Obama Retracts Clinton’s Comparison of Mexican Violence to Colombia

Tom Ramstack – AHN News Correspondent

Washington, D.C., United States (AHN) – President Obama took the unusual step Thursday of retracting a statement made a day earlier by Secretary of State Hillary Clinton about Mexico’s drug war.

Clinton said Mexico’s drug war was like Colombia’s war against insurgents 20 years earlier, which was funded by money from drug cartels.

At their peak, insurgents controlled more than a third of Colombia and killed thousands of judges, police, journalists and informants.

Clinton’s comment drew sharp rebuttals from Mexican politicians, who described their effort against drug cartels as more of a police action than a war against military insurgents.

Obama called Mexico a “democracy” with a growing economy that cannot be compared with Colombia 20 years ago, according to the Los Angeles-based Spanish language newspaper La Opinion, which quoted Obama in an interview.

Obama’s retraction referred to Clinton’s comments at the Council on Foreign Relations in Washington.

Regarding Mexico, she said, “It’s looking more and more like Colombia looked 20 years ago, where the narco-traffickers controlled certain parts of the country.”

Clinton said U.S. drug consumers are fueling the violence in Mexico that has killed more than 28,000 people since the war on drug cartels started in December 2006.

The violence has included four car bombs in the past three months, the assassination of a candidate for a state governorship and a three-fold increase in kidnappings, according to a recent Mexican government report.

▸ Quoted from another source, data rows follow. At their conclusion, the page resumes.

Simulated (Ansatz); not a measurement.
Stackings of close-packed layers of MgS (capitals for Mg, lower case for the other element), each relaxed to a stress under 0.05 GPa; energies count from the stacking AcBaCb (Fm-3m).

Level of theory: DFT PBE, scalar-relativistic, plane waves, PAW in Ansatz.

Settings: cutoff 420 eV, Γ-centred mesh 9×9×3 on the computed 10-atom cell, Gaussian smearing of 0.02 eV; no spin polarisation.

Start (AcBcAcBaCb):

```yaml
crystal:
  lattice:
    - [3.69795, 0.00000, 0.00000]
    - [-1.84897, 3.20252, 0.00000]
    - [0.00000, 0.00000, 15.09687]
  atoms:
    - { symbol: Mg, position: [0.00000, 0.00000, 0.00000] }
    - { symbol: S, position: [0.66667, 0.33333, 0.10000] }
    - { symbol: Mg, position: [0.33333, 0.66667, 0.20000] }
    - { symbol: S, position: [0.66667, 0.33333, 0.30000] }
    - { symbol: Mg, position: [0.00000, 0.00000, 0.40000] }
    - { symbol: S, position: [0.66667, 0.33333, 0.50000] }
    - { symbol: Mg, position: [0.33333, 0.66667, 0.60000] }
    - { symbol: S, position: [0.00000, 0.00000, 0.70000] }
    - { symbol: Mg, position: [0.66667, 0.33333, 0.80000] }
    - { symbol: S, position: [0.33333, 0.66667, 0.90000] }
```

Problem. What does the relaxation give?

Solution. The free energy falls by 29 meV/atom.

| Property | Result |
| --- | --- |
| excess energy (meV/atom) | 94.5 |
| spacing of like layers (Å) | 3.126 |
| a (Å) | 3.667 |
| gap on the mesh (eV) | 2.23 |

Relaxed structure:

The State Department has warned its consulate staff to send their children away from Monterrey, a northern city that has been one of Mexico’s most prosperous.

“These drug cartels are showing more and more indices of insurgencies,” Clinton said.

She said Mexico and other Central American countries might need “a much more vigorous U.S. presence” to fight drug cartels.

Mexican politicians continued their denials Thursday of Clinton’s statements.

Alejandro Poire, spokesman for Mexican President Felipe Calderon, said that unlike Colombia, Mexico was acting “in time” to prevent drug cartels from seizing political power and was reforming government institutions, such as the police.

“There is a very important difference between what Colombia faced and what Mexico is facing now,” Poire said at a news conference. “Perhaps the most important similarity … is the extent to which organized crime and narcotics-trafficking organizations in both countries are fed by the enormous and gigantic U.S. demand for drugs.”

Foreign Minister Patricia Espinosa said in a radio interview that Mexican drug cartels have no political agenda whereas in Colombia they were advocates of socialism.